With just six ingredients and fifteen minutes, this recipe is testimony that you don’t need hours of time or an endless pantry to make delicious food. Don’t be scared of the word ‘Finocchio’ (fennel), you won't be tasting licorice here, but you will be eating the ultimate balance of savoury, herbaceous and slightly spiced flavours.

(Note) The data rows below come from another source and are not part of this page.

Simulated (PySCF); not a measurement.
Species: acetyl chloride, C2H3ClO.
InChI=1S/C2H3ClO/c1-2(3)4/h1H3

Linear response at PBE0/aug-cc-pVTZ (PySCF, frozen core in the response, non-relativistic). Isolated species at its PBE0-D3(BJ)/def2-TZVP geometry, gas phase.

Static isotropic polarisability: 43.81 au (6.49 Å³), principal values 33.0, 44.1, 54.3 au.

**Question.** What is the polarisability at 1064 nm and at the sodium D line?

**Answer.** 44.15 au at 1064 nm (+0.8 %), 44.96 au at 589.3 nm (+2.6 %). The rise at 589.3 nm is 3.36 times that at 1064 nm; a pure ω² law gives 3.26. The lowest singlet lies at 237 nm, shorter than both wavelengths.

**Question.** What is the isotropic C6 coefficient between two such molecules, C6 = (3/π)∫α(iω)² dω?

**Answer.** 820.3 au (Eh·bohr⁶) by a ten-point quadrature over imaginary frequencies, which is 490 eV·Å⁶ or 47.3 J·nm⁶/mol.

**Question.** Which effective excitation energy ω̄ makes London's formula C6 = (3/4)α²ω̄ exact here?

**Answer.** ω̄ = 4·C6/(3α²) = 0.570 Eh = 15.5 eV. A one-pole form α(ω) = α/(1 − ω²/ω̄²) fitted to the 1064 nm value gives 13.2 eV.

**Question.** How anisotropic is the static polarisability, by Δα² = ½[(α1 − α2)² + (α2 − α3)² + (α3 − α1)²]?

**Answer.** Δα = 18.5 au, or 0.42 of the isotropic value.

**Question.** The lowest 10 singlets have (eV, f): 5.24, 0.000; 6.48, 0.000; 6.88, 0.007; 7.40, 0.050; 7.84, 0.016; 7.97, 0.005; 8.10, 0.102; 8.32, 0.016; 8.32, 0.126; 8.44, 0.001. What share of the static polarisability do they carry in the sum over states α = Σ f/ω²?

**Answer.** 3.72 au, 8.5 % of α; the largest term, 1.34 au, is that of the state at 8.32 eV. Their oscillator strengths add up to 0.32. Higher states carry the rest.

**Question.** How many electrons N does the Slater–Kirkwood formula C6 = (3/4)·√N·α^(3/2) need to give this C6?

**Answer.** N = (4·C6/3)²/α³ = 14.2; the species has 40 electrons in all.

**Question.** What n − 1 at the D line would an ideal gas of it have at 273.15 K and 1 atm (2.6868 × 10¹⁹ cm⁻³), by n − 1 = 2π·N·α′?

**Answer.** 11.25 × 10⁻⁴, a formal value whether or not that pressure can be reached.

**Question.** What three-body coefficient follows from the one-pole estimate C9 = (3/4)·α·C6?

This pairs wonderfully with a glass of Verdicchio or Chardonnay.

Cacio e Finocchio

Ingredients

 

Serves: 2

Time: 15 mins

 

·   3 tsp Fennel Seeds

·   4 Rashers of Smoked Streaky Bacon or Pancetta

·   200g Pasta of choice

·   30g Unsalted Butter

·   50g finely grated Parmesan or Pecorino

·   200ml Pasta Water

 

 

Instructions

 

1. Boil a full kettle. Heat a frying pan over medium heat (no oil). Tip in the fennel seeds and toast for 1-2 mins until aromatic and slightly golden. 

 

2. Grind the seeds to a fine powder in either a spice grinder or pestle and mortar. Leave to one side.

 

3. Chop your bacon/pancetta into small pieces and add them to the same frying pan used to toast the fennel seeds (no oil). Heat it on medium heat and leave the bacon to cook for 5-6 mins until it turns golden and slightly crispy. Once cooked, remove the pan from the heat.

 

4. While the bacon is cooking, add your pasta to a sauce pan and fill it with enough water to cook your pasta from the boiled kettle. Season with a generous pinch of salt and cook 1-2 mis less than the back of pack instructions. Reserve 200ml of the pasta water.

 

5. Drain the pasta and add it to the bacon pan along with the butter, the ground fennel seeds, Parmesan/Pecorino and ¾ of the reserved pasta water. Leave it for 20 seconds or so until the butter and cheese have melted slightly. Toss it with some tongs until the sauce has thickened. 

 

6. Season with black pepper and add more pasta water if you’d like. Serve and enjoy!